Date:         Mon, 31 Jul 2006 12:55:44 +0200
Reply-To:     Spousta Jan <JSpousta@CSAS.CZ>
Sender:       "SPSSX(r) Discussion" <SPSSX-L@LISTSERV.UGA.EDU>
From:         Spousta Jan <JSpousta@CSAS.CZ>
Subject:      Re: Distance from cluster centre query.
Mark Webb
Content-Type: text/plain; charset="US-ASCII"

Hi Mark,

While K-Means operates in a metric Euclidean space or something similar, and therefore can easily define the centroids (and uses them during the computing), the Hierarchical algorithm can be used in a more general topological spaces where there are no well defined centroids. Imagine clustering species; take a cluster {baboon, human, chimpanzee} - what is the centroid here? Michael Jackson? Really hard to say. And that is perhaps the reason why SPSS does not prompt you to save the centroid-derived statistics.
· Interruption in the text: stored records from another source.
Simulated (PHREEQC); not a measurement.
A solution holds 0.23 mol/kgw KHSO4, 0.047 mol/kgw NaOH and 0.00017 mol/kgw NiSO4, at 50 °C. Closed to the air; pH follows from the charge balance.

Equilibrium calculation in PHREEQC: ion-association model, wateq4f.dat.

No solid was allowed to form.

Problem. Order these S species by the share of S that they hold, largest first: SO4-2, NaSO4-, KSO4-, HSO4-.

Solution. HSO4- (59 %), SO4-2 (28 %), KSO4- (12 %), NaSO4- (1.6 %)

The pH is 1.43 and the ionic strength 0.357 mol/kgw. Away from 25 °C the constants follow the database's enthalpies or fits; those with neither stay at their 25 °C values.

Otherwise, if you think that they really do give a sense, you can compute the centroid coordinates easily using Aggregate and add them to the file. And then you can compute the distance case - centroid using the familiar formula for the Euclidean distance.

Unfortunately, my SPSS 14 is broken now, so I will draft the example syntax in SPSS 12 which is more cumbersome because of the lack of ADDVARIABLES mode in Aggregate.

GET FILE='C:\Program Files\SPSS\Cars.sav'. SELE IF nmiss(mpg to cylinder)=0 and uniform(1) < 0.2. DESCRIPTIVES mpg to accel /SAVE. CLUSTER Zmpg to Zaccel /SAVE CLUSTER(5).

*Save the coordinates of the centroids. AGGREGATE /OUTF='C:\Program Files\SPSS/aggr.sav' /BREAK=CLU5_1 /Cmpg Cengine Chorse Cweight Caccel = MEAN(Zmpg Zengine Zhorse Zweight Zaccel).

*Add them to the file. SORT CASES BY CLU5_1 (A) . MATCH FILES /FILE=* /TABLE='C:\Program Files\SPSS\aggr.sav' /BY CLU5_1. exe.

*Compute the Euclidean distance case-centroid. comp distance = 0. do repe centr = Cmpg to Caccel /case = Zmpg to Zaccel. - comp distance = distance + (centr-case)**2. end repe. comp distance = sqrt(distance). var lab distance "Distance case-centroid". exe.

*End of the example.



From: Mark Webb
Sent: Monday, July 31, 2006 7:43 AM
Subject: Distance from cluster centre query.

In K Means it's possible to save this information as a variable. Is this possible in any of the hierarchical methods offered in SPSS ? They offer a proximity matrix - which I see as different - as this shows distances between individual respondents NOT the classification mean. Am I missing something ?